A newly discovered BootROM vulnerability, named usbliter8, has been identified in Apple devices using A12, S4/S5, and A13 System-on-Chips (SoCs). This exploit leverages a hardware bug within the Synopsys DWC2 USB controller, coupled with a firmware configuration flaw, allowing a complete compromise of the application processor’s boot chain. Due to the unchangeable nature of BootROM code, no software patch can rectify this issue.
Understanding the Vulnerability
Researchers from Paradigm Shift attribute the vulnerability to the handling of consecutive USB Setup packets by the DWC2 USB controller. The controller can store up to three Setup packets in memory before it resets the Direct Memory Access (DMA) base address, kept in the DOEPDMA register, to its initial position, thus functioning as a ring buffer.
The core issue arises because, after each data write, the controller increases the DOEPDMA by the size of the data. However, the reset operation decreases it by a fixed 24 bytes. This discrepancy leads to a buffer underflow condition in 12-byte steps, enabling unauthorized writes to memory areas beyond the intended buffer.
Exploitation Differences Across SoCs
On the A12 and A13 models, the USB DART (Device Address Resolution Table) is set to bypass mode within SecureROM, leaving no IOMMU barrier to prevent DMA from altering arbitrary SRAM data. While A14 and later models correctly configure DART, making them immune to this exploit, earlier models remain vulnerable.
Exploiting the A12 and S4/S5 is relatively simple, as the DMA buffer is adjacent to the USB task’s stack on the heap. By corrupting a saved Link Register (LR), attackers can gain control of the Program Counter during a scheduler context switch. A compact ROP chain then redirects DMA writes into the boot trampoline, enabling execution of attacker shellcode with full privileges.
A13 SoC Exploitation Complexity
The A13 SoC introduces Pointer Authentication (PAC), complicating direct LR corruption. To circumvent this, researchers employed a multi-step method that involves controlled overwrites of DART heap metadata, neutralizing heap checksum protections, and preventing reboots during panic situations by overwriting a global panic counter.
Execution is rerouted using a gadget that loads a function pointer from memory controlled by the attacker, bypassing PAC due to a firmware oversight. Once EL1 code execution is achieved, the exploit injects a custom USB request handler, patches the USB serial number, and restores heap allocations to ensure device stability.

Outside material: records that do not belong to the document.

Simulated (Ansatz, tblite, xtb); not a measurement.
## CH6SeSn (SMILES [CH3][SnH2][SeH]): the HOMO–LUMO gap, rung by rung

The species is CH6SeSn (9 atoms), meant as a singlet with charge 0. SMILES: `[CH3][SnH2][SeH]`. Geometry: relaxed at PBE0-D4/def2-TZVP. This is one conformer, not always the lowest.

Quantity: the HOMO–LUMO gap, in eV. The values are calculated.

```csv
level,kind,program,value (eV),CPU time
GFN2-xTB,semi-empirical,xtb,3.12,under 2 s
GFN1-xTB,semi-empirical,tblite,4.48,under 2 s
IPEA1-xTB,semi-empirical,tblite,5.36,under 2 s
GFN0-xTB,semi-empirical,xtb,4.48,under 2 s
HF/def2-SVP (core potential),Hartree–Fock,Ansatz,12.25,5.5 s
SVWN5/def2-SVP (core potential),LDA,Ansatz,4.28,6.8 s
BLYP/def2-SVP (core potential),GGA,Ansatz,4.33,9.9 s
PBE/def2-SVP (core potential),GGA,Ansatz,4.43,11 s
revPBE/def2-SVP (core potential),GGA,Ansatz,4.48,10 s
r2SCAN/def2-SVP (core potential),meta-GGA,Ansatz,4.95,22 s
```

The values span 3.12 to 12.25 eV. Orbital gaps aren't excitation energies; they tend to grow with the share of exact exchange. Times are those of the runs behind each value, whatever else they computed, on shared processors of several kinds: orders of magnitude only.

Affected Devices and Mitigation Strategies
The vulnerable SoCs include the Apple A12 in devices like the iPhone XS, XR, and iPad Pro 2018, as well as the A13 in the iPhone 11 series, and the S4/S5 in Apple Watch Series 4/5. Given the immutable nature of BootROM vulnerabilities, no software update can resolve this issue. Upgrading to A14 or newer hardware is the only effective countermeasure.
While Apple’s Secure Enclave Processor (SEP) provides an additional layer of security, usbliter8 potentially opens new avenues for indirect attacks on the Secure Enclave. Paradigm Shift coordinated with Apple Product Security before publicly disclosing their findings, and the complete proof-of-concept is accessible in their research repository.